Introduction

This Data Dive explores IPL Player Performance Dataset by examining the importance of data documentation and importance of referencing the documentation.

list of 2 columns (or values) in the data which are unclear until reading the documentation.
one element or data that is unclear even after reading the documentation.
two visualizations using a column of data that is affected by the issue in above #2.
two categorical columns
- explicitly missing rows
- implicitly missing rows
- empty groups

one continuous column

outlier

Columns which are unclear until reading the documentation

Stumps

The stumps column is deceptively simple but actually quite ambiguous without documentation. At first glance, it is easy to assume that this value indicates whether a player was bowled out ,since “hitting the stumps” is a common mode of dismissal in cricket. However, this interpretation is incorrect. The column does not represent how a player got out. Instead, it records the number of stumpings performed by the player, which is a completely different fielding action.

A stumping is a dismissal executed only by the wicketkeeper, This means the stumps column reflects how many stumpings a player (specifically the wicketkeeper) completed in that match, not whether the batter was dismissed via the stumps. Because only wicketkeepers can perform stumpings, this value will be 0 for almost every player in the dataset.

Stumpings are a rare but important wicket‑keeping statistics to track keeper performance across matches. so, the user needsto understand that it refers to performed stumpings, not dismissal type.

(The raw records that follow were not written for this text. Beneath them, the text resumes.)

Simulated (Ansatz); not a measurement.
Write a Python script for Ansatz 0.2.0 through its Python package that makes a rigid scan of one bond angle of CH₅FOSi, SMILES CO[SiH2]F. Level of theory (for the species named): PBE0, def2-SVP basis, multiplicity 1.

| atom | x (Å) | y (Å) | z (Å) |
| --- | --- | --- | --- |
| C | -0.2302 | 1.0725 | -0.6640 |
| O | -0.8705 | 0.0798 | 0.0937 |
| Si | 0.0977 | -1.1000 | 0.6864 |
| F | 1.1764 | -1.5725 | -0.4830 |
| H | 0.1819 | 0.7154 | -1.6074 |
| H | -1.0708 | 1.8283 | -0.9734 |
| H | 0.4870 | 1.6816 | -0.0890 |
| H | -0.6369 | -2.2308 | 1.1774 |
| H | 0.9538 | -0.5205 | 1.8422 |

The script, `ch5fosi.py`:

Without reading the documentation, one might:

misinterpret stumps as indicating whether a batter was bowled
treat it as a player‑level dismissal mode rather than a wicket‑keeper action
incorrectly analyze batting dismissals using this column

misunderstand why almost all players have a value of 0

Because the meaning of “stumps” is not obvious from the column name alone, it can easily be misread unless the documentation clarifies that it represents stumpings performed by the wicketkeeper, not how a batter got out.

fantasy_points

The fantasy_points column contains a single numeric value for each player innings, but the dataset does not explain how these points are calculated. Fantasy scoring systems typically combine multiple performance columns like runs, wickets, strike rate, economy, catches but none of this is visible from the raw data.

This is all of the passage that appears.